Traceback (most recent call last):
  File "/Users/amandeep/anaconda3/envs/kgtk-env/lib/python3.7/site-packages/IPython/core/interactiveshell.py", line 3427, in run_code
    exec(code_obj, self.user_global_ns, self.user_ns)
  File "<ipython-input-2-2197eaee7454>", line 1, in <module>
    runfile('/Users/amandeep/Github/kgtk/kgtk/utils/elasticsearch_manager.py', wdir='/Users/amandeep/Github/kgtk/kgtk/utils')
  File "/Applications/PyCharm.app/Contents/plugins/python/helpers/pydev/_pydev_bundle/pydev_umd.py", line 197, in runfile
    pydev_imports.execfile(filename, global_vars, local_vars)  # execute the script
  File "/Applications/PyCharm.app/Contents/plugins/python/helpers/pydev/_pydev_imps/_pydev_execfile.py", line 18, in execfile
    exec(compile(contents+"\n", file, 'exec'), glob, loc)
  File "/Users/amandeep/Github/kgtk/kgtk/utils/elasticsearch_manager.py", line 907, in <module>
    print(kf.destringify(x))
  File "/Users/amandeep/Github/kgtk/kgtk/kgtkformat.py", line 136, in destringify
    return (ast.literal_eval(s), language, language_suffix)
  File "/Users/amandeep/anaconda3/envs/kgtk-env/lib/python3.7/ast.py", line 46, in literal_eval
    node_or_string = parse(node_or_string, mode='eval')
  File "/Users/amandeep/anaconda3/envs/kgtk-env/lib/python3.7/ast.py", line 35, in parse
    return compile(source, filename, mode, PyCF_ONLY_AST)
  File "<unknown>", line 1
    'cow's milk'
         ^
SyntaxError: invalid syntax
CraigMiloRogers commented 3 years ago

I get Error 404 when I try to visit https://kgtk.isi.edu/api/Q10988133?extra_info=true&language=en.

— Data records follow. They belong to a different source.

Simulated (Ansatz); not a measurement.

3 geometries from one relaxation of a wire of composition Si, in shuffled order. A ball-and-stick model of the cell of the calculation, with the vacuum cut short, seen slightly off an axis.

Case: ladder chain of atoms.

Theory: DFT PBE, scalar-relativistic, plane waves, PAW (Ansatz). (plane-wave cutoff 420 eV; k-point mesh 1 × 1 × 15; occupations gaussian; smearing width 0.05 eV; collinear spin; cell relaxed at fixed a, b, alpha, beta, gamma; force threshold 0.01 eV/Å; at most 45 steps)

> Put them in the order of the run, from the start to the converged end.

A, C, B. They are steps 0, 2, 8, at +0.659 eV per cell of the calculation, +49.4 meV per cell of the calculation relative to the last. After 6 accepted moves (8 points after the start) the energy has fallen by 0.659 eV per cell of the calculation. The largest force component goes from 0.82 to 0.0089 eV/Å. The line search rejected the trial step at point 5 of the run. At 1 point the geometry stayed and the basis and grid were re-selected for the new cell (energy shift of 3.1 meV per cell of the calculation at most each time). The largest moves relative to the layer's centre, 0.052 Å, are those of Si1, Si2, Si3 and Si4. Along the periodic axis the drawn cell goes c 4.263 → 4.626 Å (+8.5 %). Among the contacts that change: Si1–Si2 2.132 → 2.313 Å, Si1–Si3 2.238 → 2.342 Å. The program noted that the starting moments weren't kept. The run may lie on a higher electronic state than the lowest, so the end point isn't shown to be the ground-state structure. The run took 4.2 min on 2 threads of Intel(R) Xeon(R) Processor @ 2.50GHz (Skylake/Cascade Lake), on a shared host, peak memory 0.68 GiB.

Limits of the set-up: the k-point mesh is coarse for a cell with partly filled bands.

CraigMiloRogers commented 3 years ago

The labels file line passes validation:

kgtk cat -i issue-378.tsv
id      node1   label   node2   lang
Q10988133-label-en-gb   Q10988133       label   'cow\'s milk'@en-gb     en-gb
117% kgtk validate -i issue-378.tsv -v --allow-language-suffixes

====================================================
Validating 'issue-378.tsv'
KgtkReader: File_path.suffix: .tsv
KgtkReader: reading file issue-378.tsv
header: id      node1   label   node2   lang
input format: kgtk
node1 column found, this is a KGTK edge file
KgtkReader: Special columns: node1=1 label=2 node2=3 id=0
KgtkReader: Reading an edge file.
Validated 1 data lines

====================================================
Data lines read: 1
Data lines passed: 1
117% 
CraigMiloRogers commented 3 years ago

In the code example, the backslash before the embedded quote escapes just the embedded quote, even though the outer quote for the string is " and the inner quote is '. You need an escaped backslash in the string constant to for the KGTK escape backslash. Thus, cow\\\'s milk.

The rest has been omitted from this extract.